By Matthew Patterson
Editor’s Note: Matthew Patterson is the Research and Policy Coordinator for Equality Louisiana, one of many groups that has worked to advance LGBTQ rights in Louisiana. DIG Magazine asked Patterson to share his thoughts on the SCOTUS decision.
Being part of history feels… weird.
The pyramids are history. The Constitutional Convention is history. But for my part, I just turned 30, and I kind of thought I still had things to do before we closed this chapter. It’s profoundly disorienting to think that my kids are going to complain about memorizing the spelling of Obergefell v. Hodges for a social studies test someday. It’s too much to take in.
Maybe other people are more used to putting profound moments like this in the proper global context in their minds. I find that I almost have to look at it from the side. I have to focus on the smaller details to get any meaning out of the big picture.
Suddenly the family driving across the South to visit Grandma doesn’t have to worry that their legal relationship will dissolve as they cross state lines. Two women in Vernon Parish don’t have to worry that their multigenerational extended family won’t be able to come to their wedding, because they don’t have to have their wedding a thousand miles away. Florists and caterers are about to get a permanent boost to their livelihoods. Government employees who have been required to deny their consciences and pretend they don’t recognize their neighbors as equal in the eyes of the law can finally go to work with a light heart.
Those are the things that make the big challenging ideas have any meaning. Not that I don’t appreciate Justice Kennedy’s sweeping words about history and the law and the proper role of the democratic process, or, as he put it, marriages that embody “the highest ideals of love, fidelity, devotion, sacrifice, and family.” These things are important, but I can’t see them apart from the people who bring them into being.

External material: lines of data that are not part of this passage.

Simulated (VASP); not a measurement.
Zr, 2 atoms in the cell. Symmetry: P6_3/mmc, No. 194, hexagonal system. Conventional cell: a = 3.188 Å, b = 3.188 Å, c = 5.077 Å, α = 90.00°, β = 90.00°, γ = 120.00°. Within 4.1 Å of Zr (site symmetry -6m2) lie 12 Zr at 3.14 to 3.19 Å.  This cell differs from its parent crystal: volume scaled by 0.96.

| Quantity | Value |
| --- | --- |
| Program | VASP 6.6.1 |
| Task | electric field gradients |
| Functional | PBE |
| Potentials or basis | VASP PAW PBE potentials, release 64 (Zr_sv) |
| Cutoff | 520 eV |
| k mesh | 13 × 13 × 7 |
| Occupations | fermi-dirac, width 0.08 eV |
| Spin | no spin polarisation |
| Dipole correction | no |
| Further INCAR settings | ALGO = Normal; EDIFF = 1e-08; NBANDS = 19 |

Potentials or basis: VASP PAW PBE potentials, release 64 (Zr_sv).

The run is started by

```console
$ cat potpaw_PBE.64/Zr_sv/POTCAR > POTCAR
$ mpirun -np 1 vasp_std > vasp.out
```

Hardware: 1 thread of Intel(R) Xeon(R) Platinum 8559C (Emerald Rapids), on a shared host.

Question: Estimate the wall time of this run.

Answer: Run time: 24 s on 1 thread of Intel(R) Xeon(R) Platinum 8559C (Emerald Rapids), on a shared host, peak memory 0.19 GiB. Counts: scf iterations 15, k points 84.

There’s no democracy without individuals working together for our mutual benefit. There’s no love or sacrifice or marriage or family in the abstract, floating around for a scientist to capture and unambiguously characterize—there are just people whose actions toward each other and the world demonstrate those wonderful and terrible words.
The big ideas matter, of course. The Supreme Court’s decision this week relies on a lot of them. “We the People of the United States, in Order to form a more perfect Union,” the Constitution starts, and if there’s a bigger and more impossible idea than forming a “perfect Union,” I don’t know what it could be. I know the men who wrote that can’t have understood it the way I do—they weren’t even willing to grant that all of the human beings living in the United States who were in fact people—but they left themselves, and us, enough room to do better.
See, even the fundamental law of the land acknowledges what I was trying to say earlier. The Constitution says that the people are what matter, not just the ideas, and we collectively have the power and responsibility to build a “more perfect” future. We’re not meant to admire it from afar—our work, all the mundane everyday stuff, is in there from the very start.
So the Supreme Court can rule that marriage equality is the law of the land, but it can’t oversee the million details that turn legal equality for same-sex couples from an abstract idea into a lived reality across the country. The best they can do is say “this is what the big picture has to look like”—we have to make sure the rest of it gets filled in. Your kids aren’t going to memorize that along with the name and date of the case, but without us doing this work, the Court’s opinion won’t matter enough for them to learn about it. So let’s celebrate, and then let’s clean up from the party and move on to the next one… knowing that now more than ever, our unions—both political and personal—are a little bit more perfect.